Valerie Schmidt´s photographs from ‘De lira’ are not portraits of individuals so much as pictures that express the facets of human expression, autonomous images that somehow represent the full gamut of human emotion whether it be pain, joy, fear, laughter.
This exploration of human behaviour is given tremendous clarity in Schmidt’s photographs and while they are staged their artifice reveals a fundamental truth; that we all behave the same in moments of emotional interaction. In other words our bodily reactions are universal, our reaction to stimuli, to the world, to situations are the same. This exposition on human nature and emotional behaviour is captured succinctly in these pictures, the images almost performative with Schmidt as the director seeking out the moment of truth as her actors look to reach the epitome of their bodily expression.

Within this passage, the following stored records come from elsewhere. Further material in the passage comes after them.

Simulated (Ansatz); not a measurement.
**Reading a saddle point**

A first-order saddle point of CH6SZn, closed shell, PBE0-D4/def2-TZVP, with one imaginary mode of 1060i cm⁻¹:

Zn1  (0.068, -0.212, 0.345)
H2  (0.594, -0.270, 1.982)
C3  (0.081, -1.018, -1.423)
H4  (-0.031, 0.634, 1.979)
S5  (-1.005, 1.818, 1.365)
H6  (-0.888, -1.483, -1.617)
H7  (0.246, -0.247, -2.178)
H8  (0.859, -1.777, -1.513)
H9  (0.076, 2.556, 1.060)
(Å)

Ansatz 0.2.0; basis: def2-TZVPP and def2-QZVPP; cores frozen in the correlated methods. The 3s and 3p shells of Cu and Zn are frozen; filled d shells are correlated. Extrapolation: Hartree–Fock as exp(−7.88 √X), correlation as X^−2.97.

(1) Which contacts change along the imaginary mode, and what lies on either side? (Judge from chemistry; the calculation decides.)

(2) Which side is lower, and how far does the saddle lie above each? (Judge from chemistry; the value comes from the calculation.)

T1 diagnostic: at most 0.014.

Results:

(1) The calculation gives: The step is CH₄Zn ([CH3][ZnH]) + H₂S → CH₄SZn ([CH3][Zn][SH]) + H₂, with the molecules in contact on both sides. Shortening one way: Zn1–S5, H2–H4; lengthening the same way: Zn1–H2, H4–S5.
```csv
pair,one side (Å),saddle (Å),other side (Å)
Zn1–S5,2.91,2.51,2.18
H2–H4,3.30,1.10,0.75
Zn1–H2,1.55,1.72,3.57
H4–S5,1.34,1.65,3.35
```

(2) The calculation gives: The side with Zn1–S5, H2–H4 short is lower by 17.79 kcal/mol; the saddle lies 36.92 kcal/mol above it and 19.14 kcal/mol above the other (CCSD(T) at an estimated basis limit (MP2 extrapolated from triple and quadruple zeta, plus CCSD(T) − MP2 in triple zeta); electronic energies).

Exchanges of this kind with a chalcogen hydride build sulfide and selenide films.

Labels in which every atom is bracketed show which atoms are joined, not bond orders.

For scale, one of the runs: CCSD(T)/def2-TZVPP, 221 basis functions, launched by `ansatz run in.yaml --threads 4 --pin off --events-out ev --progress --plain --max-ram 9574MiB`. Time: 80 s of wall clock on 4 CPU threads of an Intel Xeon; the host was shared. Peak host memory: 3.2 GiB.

When looking at these photographs you’re immediately struck by the extremity of the facial expressions, the men and women in a state of ecstatic pain and joy, like dancers or actors they seem caught in mid flow, going through an unknown series of steps to reach a climatic conclusion. We do not know the reason for their behaviour yet we understand the result of the action. We have all been there. This commonality between us, Schmidt and the subjects of her photographs, connect us to a wider world of human emotion and give us comfort, make us understand that we are similar, all undergo the same traumatic expressions as everyone else.